Impact of read and write operations on NoSQL
                                schema design: First insights
                                André Conrad1,* , Uta Störl1
                                1
                                    University of Hagen, Universitätsstraße 47, 58097 Hagen, Germany


                                                                         Abstract
                                                                         Document stores like MongoDB are among the most popular NoSQL data stores. Due to the nested
                                                                         document structure and possible redundancy, a large amount of alternative modeling possibilities arise
                                                                         in contrast to relational data stores, even for simple applications. Therefore, designing an optimal
                                                                         schema is a complex task. In [1] we presented a visionary approach to automatic schema migration and
                                                                         optimization for migrating relational data stores to various NoSQL stores. This is essentially based on
                                                                         an in-depth data and workload analysis. A big challenge, however, is to find the optimal compromise
                                                                         between read and write optimization. In this paper, we show the impact of different workload profiles
                                                                         (mix of read and write operations) on the schema design using initial measurements. This illustrates the
                                                                         fundamental need to consider realistic workload profiles in the schema design and optimization process.
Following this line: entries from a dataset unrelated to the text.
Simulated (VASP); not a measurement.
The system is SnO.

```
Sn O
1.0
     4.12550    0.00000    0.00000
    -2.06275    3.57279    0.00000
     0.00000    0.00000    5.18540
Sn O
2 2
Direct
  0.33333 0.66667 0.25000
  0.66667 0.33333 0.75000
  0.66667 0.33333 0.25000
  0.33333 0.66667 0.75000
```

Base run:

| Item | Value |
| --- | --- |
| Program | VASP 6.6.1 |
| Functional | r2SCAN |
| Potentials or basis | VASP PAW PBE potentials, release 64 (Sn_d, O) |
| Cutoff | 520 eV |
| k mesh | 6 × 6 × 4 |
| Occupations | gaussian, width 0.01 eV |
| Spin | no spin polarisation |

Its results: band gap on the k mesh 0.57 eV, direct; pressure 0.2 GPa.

                                                                         Keywords
                                                                         Document Store, NoSQL Schema Design, Database Benchmark, Optimization


                                1. Introduction
                                NoSQL data stores such as MongoDB are gaining in popularity. However, designing a suitable
                                schema is a major challenge due to the large number of modeling alternatives, which is often
                                based on a trial and error approach. Thus, there are several works that address automatic
                                schema optimization and design, respectively [1, 2, 3, 4].
                                  For the evaluation of automatically generated, but also manually created schemas, it is
                                therefore absolutely necessary to use realistic workload profiles in order to be able to estimate
                                the behavior in a productive environment.
                                  Contribution: First measurements showing the different behavior of realistic workload profiles
                                compared to single execution (one by one) of queries.
                                This paper is organized as follows: Section 2 presents work discussing the evaluation of different
                                schema modeling and optimization approaches. Section 3 describes the environment and the
                                results of our first measurements. Section 4 provides the conclusion as well as an outlook to
                                our future work.


                                ER2023: Companion Proceedings of the 42nd International Conference on Conceptual Modeling: ER Forum, 7th SCME,
                                Project Exhibitions, Posters and Demos, and Doctoral Consortium, November 06–09, 2023, Lisbon, Portugal
                                *
                                  Corresponding author.
                                " andre.conrad@fernuni-hagen.de (A. Conrad); uta.stoerl@fernuni-hagen.de (U. Störl)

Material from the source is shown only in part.